Renowned Canadian architect Arthur Erickson (LLD ’81) died on May 20, 2009, at age 84. University Hall, the University of Lethbridge’s main building, is one piece in a legacy of architectural masterpieces that he leaves behind.
Erickson was also responsible for a number of key Canadian buildings such as Simon Fraser University  in British Columbia and the Vancouver Law Courts complex as well as many other significant structures worldwide, including the Canadian Embassy in Washington, One California Plaza in Los Angeles and the Kuwait Oil Sector Complex in Kuwait City.
Erickson was made an Officer of the Order of Canada in 1973 and then was promoted to Companion of the Order in 1981. In 1986, he was the first Canadian to win the prestigious American Institute of Architects Gold Medal.

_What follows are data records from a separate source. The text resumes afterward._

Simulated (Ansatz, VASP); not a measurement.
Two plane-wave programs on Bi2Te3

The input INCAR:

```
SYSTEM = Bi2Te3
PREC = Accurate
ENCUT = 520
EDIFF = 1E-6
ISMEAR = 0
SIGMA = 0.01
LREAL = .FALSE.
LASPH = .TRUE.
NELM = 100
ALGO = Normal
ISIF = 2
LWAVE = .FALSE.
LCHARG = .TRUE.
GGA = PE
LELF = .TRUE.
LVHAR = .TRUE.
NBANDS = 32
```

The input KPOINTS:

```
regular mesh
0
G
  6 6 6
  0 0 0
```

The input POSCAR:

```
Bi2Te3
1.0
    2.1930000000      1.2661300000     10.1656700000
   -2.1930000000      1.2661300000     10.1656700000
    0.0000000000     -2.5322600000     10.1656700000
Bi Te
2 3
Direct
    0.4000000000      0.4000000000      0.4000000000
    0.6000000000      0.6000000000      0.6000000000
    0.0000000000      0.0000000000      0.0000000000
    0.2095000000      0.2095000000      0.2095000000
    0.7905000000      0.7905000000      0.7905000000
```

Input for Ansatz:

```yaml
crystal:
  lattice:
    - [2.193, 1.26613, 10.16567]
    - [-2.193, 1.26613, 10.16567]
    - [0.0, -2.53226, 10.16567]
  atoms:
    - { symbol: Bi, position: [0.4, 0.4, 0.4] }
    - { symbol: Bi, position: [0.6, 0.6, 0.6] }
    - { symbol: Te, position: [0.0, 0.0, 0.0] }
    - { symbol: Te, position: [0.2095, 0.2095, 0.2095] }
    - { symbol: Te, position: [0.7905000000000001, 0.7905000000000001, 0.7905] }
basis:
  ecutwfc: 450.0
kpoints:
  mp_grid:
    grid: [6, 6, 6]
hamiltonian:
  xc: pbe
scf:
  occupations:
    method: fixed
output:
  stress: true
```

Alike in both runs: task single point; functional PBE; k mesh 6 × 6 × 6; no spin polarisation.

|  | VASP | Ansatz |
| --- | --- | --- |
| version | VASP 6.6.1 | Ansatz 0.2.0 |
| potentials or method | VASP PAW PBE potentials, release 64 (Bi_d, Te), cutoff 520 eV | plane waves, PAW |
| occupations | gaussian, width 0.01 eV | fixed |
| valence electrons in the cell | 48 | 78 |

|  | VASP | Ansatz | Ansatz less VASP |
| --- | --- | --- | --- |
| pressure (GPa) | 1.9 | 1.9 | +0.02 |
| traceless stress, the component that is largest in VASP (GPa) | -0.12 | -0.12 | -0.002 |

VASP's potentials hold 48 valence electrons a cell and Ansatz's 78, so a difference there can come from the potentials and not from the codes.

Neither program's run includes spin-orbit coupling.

Erickson and his business partner, Geoffrey Massey, designed University Hall and the University’s campus plan in the late 1960s. Their design, which was considered quite radical at the time, set the U of L apart in architecture and academic circles alike and brought the southern Alberta landmark international recognition.
“Arthur’s whole way of thinking was that there were no limits as to what could be done,” recalls his long-time friend Dr. Van Christou (LLD ’84), who was a founding member of the U of L Board of Governors and the person responsible for connecting Erickson with the University in the ’60s.
“Arthur was a brilliant man and an amazing architect.”
Erickson’s work has left a lasting imprint on the University of Lethbridge and southern Alberta that will live on well into the future.